I was born in 1983, but for those who were old enough to go see Star Wars Episode V (1980) when it first came out the revelation of Darth Vader’s paternity probably represents some kind of Joseph Campbellian watershed moment, the most iconic representation of all of our father-son relationships cinema might have ever delivered: in the end, aren’t all of our dads really just black plate armor wearing manifestations of archetypical Dread? And, when you were seven, didn’t they all sound like James Earl Jones?
Few pop culture enthusiasts seem to remember the other startling moment from that movie, though – or at least they remember it with far less clarity:
[as Luke leaves before completing his training]
Yoda: Told you I did. Reckless is he. Now, matters are worse.
Obi-Wan: That boy was our last hope.
Yoda: No. There is another.
WTF? Another Skywalker?
Here he is. His name is Andrew Reed. He is driving across America in search of College Football, which is very much like driving across College Football in search of America. We will be in Columbus and Los Angeles for the same games. It appears we missed each other in Nebraska. That we are doing this in the same season is mind boggling. That we are both driving is testament to the infinite stupidity of the human mind, and to the boundless realms of hope in the human soul, which, as my odometer can attest, is very often found napping while the mind draws up the itinerary.
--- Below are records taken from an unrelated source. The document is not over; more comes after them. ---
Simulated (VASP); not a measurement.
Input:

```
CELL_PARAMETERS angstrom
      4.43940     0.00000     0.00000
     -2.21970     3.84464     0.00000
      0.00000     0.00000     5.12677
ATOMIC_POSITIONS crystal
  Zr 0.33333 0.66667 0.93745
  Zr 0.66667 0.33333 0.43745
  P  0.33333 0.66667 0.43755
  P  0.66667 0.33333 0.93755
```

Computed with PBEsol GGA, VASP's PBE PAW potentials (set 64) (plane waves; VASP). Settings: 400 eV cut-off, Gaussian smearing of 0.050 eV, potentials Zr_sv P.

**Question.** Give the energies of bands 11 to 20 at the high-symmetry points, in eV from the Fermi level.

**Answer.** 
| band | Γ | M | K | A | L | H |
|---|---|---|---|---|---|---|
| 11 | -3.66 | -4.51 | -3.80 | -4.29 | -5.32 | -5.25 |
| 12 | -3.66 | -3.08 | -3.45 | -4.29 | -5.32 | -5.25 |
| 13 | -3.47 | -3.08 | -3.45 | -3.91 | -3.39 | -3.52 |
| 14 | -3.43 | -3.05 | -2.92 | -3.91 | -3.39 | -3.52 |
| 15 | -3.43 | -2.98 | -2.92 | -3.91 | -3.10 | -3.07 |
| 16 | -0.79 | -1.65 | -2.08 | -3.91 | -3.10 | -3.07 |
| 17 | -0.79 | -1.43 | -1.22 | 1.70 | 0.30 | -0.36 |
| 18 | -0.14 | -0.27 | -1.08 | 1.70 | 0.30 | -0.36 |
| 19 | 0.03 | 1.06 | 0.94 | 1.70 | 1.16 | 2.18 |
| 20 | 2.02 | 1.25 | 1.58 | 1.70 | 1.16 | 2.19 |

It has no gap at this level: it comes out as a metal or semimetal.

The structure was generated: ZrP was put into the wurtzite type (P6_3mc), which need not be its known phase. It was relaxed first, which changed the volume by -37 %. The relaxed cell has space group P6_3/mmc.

Reed and I are different in that Reed is being paid by SI.com’s On Campus to report on tailgates. I am being paid by Negative Debit Card Transactions.com to use my bank account to further the economies of two dozen college towns throughout our fine nation. Which one of us will come out ahead? If I were a betting man I’d say me, but then again I am a betting man and I managed, in just forty five minutes of dealer’s choice, to get fleeced by the residents of Murfreesboro, TN in a game of tailgate poker. They made up for it by cooking me goat. The goat was symbolic of Western Kentucky’s preferred copular (from the Latin copula: “to link, via prophylactics, fraternity rushees to four legged creatures”) partners, and it’s also a symbol of why you shouldn’t bet on me. I eat tailgating food based on goat fucking jokes.
And let me say this: the goat was actually kinda tasty.